The re-opening of Scotland’s schools may have been fast-tracked to provide a positive news story ahead of Nicola Sturgeon’s appearance at the Alex Salmond inquiry, a teaching union boss has claimed.
Andrea Bradley, assistant general secretary of the Educational Institute of Scotland, said teachers had been “caught by surprise” by the decision to have children in primary 4-7 return full time from Monday, along with the part time return of secondary pupils.
The milestone was not expected to be reached until after the Easter holidays in April but on March 2, the day before Ms Sturgeon appeared at the Holyrood inquiry, the first minister announced plans would move along at a quicker pace.
Appearing on BBC Scotland’s Sunday Show, Ms Bradley said the surprise announcement led to increased workloads for teachers and she was aware of one secondary headteacher on the 74th version of his timetable this academic year.
Asked by host, Martin Geissler, why she thought the Scottish Government had accelerated the return, Ms Bradley said: “There certainly has been quite strong lobbying for that from some quarters and certainly from our point of view we felt that the decision seemed to be more of a political one, rather than one that was based on sound educational principle.
“It certainly wasn’t one that was taking account of the very real circumstances in which teachers are currently working and have been working, under really quite significant stress and pressure over the last six months or so.”
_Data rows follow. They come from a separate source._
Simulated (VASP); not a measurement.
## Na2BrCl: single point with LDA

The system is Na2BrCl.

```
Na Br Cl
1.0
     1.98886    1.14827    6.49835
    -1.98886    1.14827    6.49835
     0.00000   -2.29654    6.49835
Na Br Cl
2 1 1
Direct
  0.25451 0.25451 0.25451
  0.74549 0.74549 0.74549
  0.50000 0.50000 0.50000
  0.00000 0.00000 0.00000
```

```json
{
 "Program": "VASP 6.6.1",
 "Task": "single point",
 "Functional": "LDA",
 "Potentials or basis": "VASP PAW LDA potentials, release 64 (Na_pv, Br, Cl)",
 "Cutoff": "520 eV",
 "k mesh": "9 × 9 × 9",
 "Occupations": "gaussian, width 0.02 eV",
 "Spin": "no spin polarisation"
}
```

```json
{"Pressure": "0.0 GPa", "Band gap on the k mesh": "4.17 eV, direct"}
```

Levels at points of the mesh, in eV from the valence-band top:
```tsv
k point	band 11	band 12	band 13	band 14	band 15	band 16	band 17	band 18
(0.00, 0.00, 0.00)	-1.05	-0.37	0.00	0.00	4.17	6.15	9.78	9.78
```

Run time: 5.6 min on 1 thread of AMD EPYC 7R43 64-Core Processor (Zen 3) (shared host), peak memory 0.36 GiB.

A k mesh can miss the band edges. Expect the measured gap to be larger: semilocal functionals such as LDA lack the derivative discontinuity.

Asked what she meant by ‘a political decision’ and if she was saying ministers wanted to be seen to be doing something, Ms Bradley replied: “Well I think there’s an element of that and I think that we also have to have cognisance of the context within which the decision was announced.
“You know, it took place the day before the parliamentary evidence-giving session.
“Our sense was that the government was looking for a good news story that week and the reopening of schools on this kind of scale was certainly one way of providing that story.”
‘Concerned about the wellbeing of S1 to S3 pupils’
Ms Sturgeon’s mammoth eight-hour evidence session on March 3 saw her grilled by committee members on the Scottish Government’s handling of harassment complaints against her predecessor, Alex Salmond.
His judicial review against the government’s botched probe into the claims cost taxpayers more than £600,000 in legal fees and there have been questions over meetings Ms Sturgeon attended with Mr Salmond and his chief of staff.
On the eve of her first appearance at the committee, the Scottish Conservatives called on the first minister to resign following the publication of legal advice outlining concerns about the government’s chances of wining the case.
But deputy first minister and education secretary John Swinney rejected that the schools announcement had been politically motivated.
“We were concerned about the wellbeing of S1 to S3 pupils who might feel excluded from the return to school if we didn’t give them some opportunity for face-to-face learning before the Easter holidays,” Mr Swinney said.
“That was the one and only motivation that the government had, which was to address the widespread concerns that have been expressed by many individuals – many young people.
“I’ve listened to young people directly myself who are concerned about the effects on their own wellbeing, the loss of social interaction with their peers and with the teachers.
“So that’s why all secondary pupils are returning for some elements of education and face to face learning in the forthcoming few weeks.”